The Migrant and Seasonal Agricultural Worker Protection Act (MSAWPA) requires covered agricultural employers to disclose, in writing, certain information to prospective and current workers. The United States Department of Labor (DOL) enforces the requirements of MSAWPA. Current Western District of Michigan DOL enforcement activity interprets the disclosure requirements to require a higher level of specificity. For example, DOL has cited growers for describing wages offered as “minimum wage” rather than specifically stating “$7.40 per hour.” DOL is also requiring detailed explanations of productivity standards and growers’ compliance review and enforcement methods. In addition, DOL has cited growers who failed to disclose bonus structure details if growers traditionally paid bonuses, explaining that if growers historically paid bonuses, growers would likely pay bonuses in the current year and therefore should disclose bonus details as terms and conditions of employment under MSAWPA disclosure requirements. Agricultural employers should carefully review their employment practices and assure MSAWPA disclosures accurately reflect the terms and conditions of employment.
As a result of DOL’s recent interpretation and enforcement, Varnum has revised our template disclosure documents to prompt employers to include more specificity on these issues. Our template documents may be downloaded at Template Documents. Please be advised that these forms are not intended to be used “as is” and must be customized for your operation. Please contact Kimberly Clarke if you would like assistance customizing your disclosures.

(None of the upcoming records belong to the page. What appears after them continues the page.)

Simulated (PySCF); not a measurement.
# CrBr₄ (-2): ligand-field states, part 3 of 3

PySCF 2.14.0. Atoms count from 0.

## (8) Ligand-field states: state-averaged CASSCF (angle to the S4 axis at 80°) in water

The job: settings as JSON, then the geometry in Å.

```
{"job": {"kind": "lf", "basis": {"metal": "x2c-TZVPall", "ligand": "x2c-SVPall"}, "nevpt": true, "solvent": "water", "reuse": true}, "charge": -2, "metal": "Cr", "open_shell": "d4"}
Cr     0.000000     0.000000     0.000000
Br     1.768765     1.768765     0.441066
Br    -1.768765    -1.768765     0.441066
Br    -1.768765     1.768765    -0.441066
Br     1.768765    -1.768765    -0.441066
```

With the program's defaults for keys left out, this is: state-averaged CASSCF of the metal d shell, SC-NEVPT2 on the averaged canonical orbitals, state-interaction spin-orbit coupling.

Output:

Agricultural Youth Employment Best Practices
As Michigan agricultural employment begins, growers should be prepared with their employment documents and processes to accept applications and hire seasonal workers. Please remember to review applications and interview workers as you make your decisions to hire based on work related considerations such as experience and ability to perform the job. While growers need to be vigilant to not employ children in violation of the child labor laws, Michigan’s discrimination law prohibits discrimination based on age without definition. Accordingly, employer minimum age rules or employment decisions that are more restrictive than child labor laws may be argued to violate the Michigan anti-discrimination law. While it is currently unclear how courts would respond to such arguments, a job-relatedness approach is a best practice. Employers should review the qualifications of candidates against the duties required by the employer’s available positions, including whether the positions may be hazardous occupations, whether the positions are agricultural or non-agricultural, whether cross-functionality between positions is required, the number of hours per week the positions may entail, and the other relevant aspects of the jobs, to select workers that are best-qualified to meet their employment needs. By focusing on job requirements, employers can demonstrate legitimate, job-related and non-discriminatory reasons for their selection decisions.
Potential Impact of Mandatory E-Verify on Seasonal Employers
As the Federal legislature considers a mandatory E-Verify bill and state and local laws are enacted to require employers to utilize E-Verify, seasonal employers should consider the impact of their employment processes on the potential E-Verify requirements. While there are proposals to exempt or delay implementation of E-Verify for seasonal agricultural workers, the current E-Verify system requires E-Verify processing of all new hires and rehires. While E-Verify guidance on this issue is limited, E-Verify officers confirm employers must process rehires through the E-Verify system even if a new I-9 would not be required. Accordingly, seasonal employers would need to continually employ workers to avoid E-Verify requirements under the current law and program interpretations.
Warning about False Certificates of Identification
Employers have recently received letters or certificates issued by a private organization that purports to confirm a prospective employee’s identity and constitute a List B document for Form I-9 purposes. The organizations issuing these documents appear to be interpreting the Form I-9, List of Acceptable Documents, to include documents issued by any U.S. entity. This is an incorrect interpretation of the law. ID cards, certificates, or letters issued by private organizations are not acceptable documentation for Section 2 of the Form I-9.